Here, Petitioner does not challenge the legitimacy of his April 2001 order of removal or ICE's discretionary authority to decide “when” or “whether” to execute such removal order. See Rauda v. Jennings, 55 F.4th 773, 777 (9th Cir. 2022) (quoting Tazu v. Att'y Gen. United States, 975 F.3d 292, 297 (3d Cir. 2020)). Rather, Petitioner challenges his present detention as unlawful, as well as the Government's authority to re-detain him under the post-removal detention statute without notice and an opportunity to respond. Accordingly, this Court has jurisdiction to consider Petitioner's claims. See Zadvydas, 533 U.S. at 687 (confirming that 28 U.S.C. § 2241 confers jurisdiction on the federal courts to hear cases about the detention of individuals with final removal pending their removal).
B. Due Process
Petitioner challenges his detention as unlawful based on ICE's decision to revoke his release without providing the required notice and opportunity to be heard. (Doc. 9 at 3–5.) Petitioner's claims therefore implicate the Due Process Clause.
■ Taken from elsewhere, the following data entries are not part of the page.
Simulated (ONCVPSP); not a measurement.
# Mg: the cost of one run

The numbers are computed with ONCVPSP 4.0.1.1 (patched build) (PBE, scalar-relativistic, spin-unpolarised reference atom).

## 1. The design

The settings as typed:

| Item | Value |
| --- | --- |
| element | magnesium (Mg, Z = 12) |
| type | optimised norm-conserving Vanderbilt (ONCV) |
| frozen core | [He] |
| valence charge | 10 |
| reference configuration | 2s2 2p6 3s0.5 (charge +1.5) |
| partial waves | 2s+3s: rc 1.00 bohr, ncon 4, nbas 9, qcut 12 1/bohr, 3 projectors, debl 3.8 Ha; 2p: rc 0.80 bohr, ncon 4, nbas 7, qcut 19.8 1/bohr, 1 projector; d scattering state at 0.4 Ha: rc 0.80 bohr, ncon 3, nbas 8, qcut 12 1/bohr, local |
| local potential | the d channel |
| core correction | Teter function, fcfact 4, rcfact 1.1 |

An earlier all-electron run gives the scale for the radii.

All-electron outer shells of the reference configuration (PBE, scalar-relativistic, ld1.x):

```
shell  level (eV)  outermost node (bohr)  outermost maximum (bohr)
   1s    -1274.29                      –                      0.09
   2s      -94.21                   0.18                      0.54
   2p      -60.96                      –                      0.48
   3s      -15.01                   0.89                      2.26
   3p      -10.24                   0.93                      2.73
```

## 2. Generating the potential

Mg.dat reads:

The Due Process clause prohibits deprivations of life, liberty, and property without due process of law. U.S. Const. amend. V. Due process rights extend to noncitizens present in the United States, including those subject to final removal orders. Zadvydas, 533 U.S. at 693–94; see Trump v. J.G.G., 604 U.S. 670, 673 (2025) (“ ‘It is well established that the Fifth Amendment entitles aliens to due process of law’ in the context of removal proceedings.” (quoting Reno v. Flores, 507 U.S. 292, 306 (1993)). The fundamental requirements of procedural due process are that a person be afforded notice and opportunity to be heard “at a meaningful time and in a meaningful manner.” Mathews v. Eldridge, 424 U.S. 319, 333 (1976).
Section 1231 governs the arrest and detention of noncitizens who have been ordered removed. See 8 U.S.C. § 1231. This statute directs the Attorney General of the United States to effect the removal of a noncitizen from this country “within a period of 90 days,” also known as the “removal period.” § 1231(a)(1). It also authorizes detention of the noncitizen during this removal period. § 1231(a)(2). However, once that time passes and after “removal is no longer reasonably foreseeable, continued detention is no longer authorized by statute,” and the noncitizen must be released. Zadvydas, 533 U.S. at 699–700; see 28 U.S.C. § 1231(a)(3) (“If the alien does not leave or is not removed within the [90-day] removal period, the alien, pending removal, shall be subject to supervision under regulations prescribed by the Attorney General.”).
The Government has promulgated regulations in the Code of Federal Regulations concerning the release of noncitizens who are subject to a final removal order. See 8 C.F.R. § 241.4; 8 C.F.R. § 241.13. These regulations also govern the revocation of such noncitizens' release. Both 8 C.F.R. § 241.4(l)(1) and § 241.13(i)(3) provide that, upon revocation of release, the noncitizen “will be notified of the reasons for revocation of his or her release,” and will be given “an initial informal interview promptly after his or her return to Service custody to afford the alien an opportunity to respond to the reasons for revocation stated in the notification.”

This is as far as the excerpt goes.